# Should you load assets/resources at runtime or compiletime?

This topic is 670 days old which is more than the 365 day threshold we allow for new replies. Please post a new topic.

## Recommended Posts

Basically, I am creating a advanced game, and am currently implementing the Asset Manager. With my setup it is extremely trivial to embed data into the executable (It's literally one line per file). Of course, embeding into the executable is faster than reading from disk. However, I see many big games use the later anyway. Why is this? Which approach should I aim for? Why? Can you give me any (dis)advantages for using one or the other?

##### Share on other sites

If you have a system set up for e.g. reloading files if they are changed/on user action, you can use this to tweak various values without having to recompile the entire application every time there is a change.

"Hm, the movement speed of that enemy is a bit high" -- adjust, save, reload enemy settings without restarting game and progressing to that point again.

##### Share on other sites

I don't see how "compile time loading" could be any faster, you might be confusing this with the fact that you're paying the cost of loading the resource when the program is loaded, rather than paying it when you call LoadAsset(...) or somesuch to load the resource from a file at runtime. In other words, its not faster, you've just failed to measure the compile time scenario at all.

The great majority of your assets should be loaded at runtime. Personally, I would only consider compile-time-loading assets which, if missing, would mean that the engine, not the gamewould be unable to continuing to function as designed. Even at that, I would strongly consider loading them at run-time, as soon as possible, rather than embedding them in the executable just because it still affords greater flexibility.

##### Share on other sites

"Compile-time" loading, that is, embedding the resource into the executable, has the advantage of the resource always being available. There's no (reasonable) way for the asset to "not be there," so it's a good thing to use for very important, low-level assets, such as your default shaders, fallback "object not found" models and materials, et cetera. However, every resource you embed this way bloats the size of your executable, and they're hard to change or update, so you should use them sparingly and only for things that are very important.

"Runtime loading" is reading the assets from a file on the disk or elsewhere. These are way easier to update and patch and you can usually control the layout of the file better (or at least with less effort), which is useful for optimizing loading and patching. The downside is that the data can go missing relatively easily, so you have to have fallbacks or error handling in place.

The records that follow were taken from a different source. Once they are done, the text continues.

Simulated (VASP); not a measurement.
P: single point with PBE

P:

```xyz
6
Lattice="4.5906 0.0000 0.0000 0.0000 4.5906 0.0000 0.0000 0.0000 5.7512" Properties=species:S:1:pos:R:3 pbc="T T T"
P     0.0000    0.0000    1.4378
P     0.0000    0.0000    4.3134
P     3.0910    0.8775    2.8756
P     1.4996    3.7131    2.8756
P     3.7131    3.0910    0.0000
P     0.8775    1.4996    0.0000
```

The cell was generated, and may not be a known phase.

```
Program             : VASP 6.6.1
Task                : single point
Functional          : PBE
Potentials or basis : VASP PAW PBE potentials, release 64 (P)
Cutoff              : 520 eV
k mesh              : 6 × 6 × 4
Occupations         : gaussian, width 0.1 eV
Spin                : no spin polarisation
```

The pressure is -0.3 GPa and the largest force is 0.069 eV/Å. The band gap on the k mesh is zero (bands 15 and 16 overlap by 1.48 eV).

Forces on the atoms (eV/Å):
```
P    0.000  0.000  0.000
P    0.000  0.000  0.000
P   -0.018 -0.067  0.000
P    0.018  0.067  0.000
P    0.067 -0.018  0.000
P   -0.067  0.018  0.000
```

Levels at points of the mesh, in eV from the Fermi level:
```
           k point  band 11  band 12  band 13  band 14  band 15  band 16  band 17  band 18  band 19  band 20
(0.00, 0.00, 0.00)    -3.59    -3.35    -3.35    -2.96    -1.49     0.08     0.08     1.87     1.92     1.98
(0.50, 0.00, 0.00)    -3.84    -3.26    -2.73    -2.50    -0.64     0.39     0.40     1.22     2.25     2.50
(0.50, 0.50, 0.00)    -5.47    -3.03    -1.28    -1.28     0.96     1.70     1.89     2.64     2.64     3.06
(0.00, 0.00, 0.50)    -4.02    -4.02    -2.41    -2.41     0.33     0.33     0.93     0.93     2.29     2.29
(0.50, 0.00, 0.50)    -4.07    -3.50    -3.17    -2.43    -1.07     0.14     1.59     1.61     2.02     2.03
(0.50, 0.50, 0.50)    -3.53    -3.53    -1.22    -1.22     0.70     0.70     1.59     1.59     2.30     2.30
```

Most of your data should probably be loaded at runtime. The advantages in control (and thus in perf) are significant. It's not true that "compile time loaded" data is faster at all. That's basically never the case in practice, especially if you're going to put all your data into the executable like that. It still gets read from the disk and if there's enough of it will get paged in and out just like anything else. Embed only the most critical of resources.

If you wanted to go nuts with building assets into executables instead of reading files, you could put them in DLLs. Then you can load and unload the assets and the code that goes along with them at run time. Each level could have its own DLL. However, I must say, this is probably a bad idea.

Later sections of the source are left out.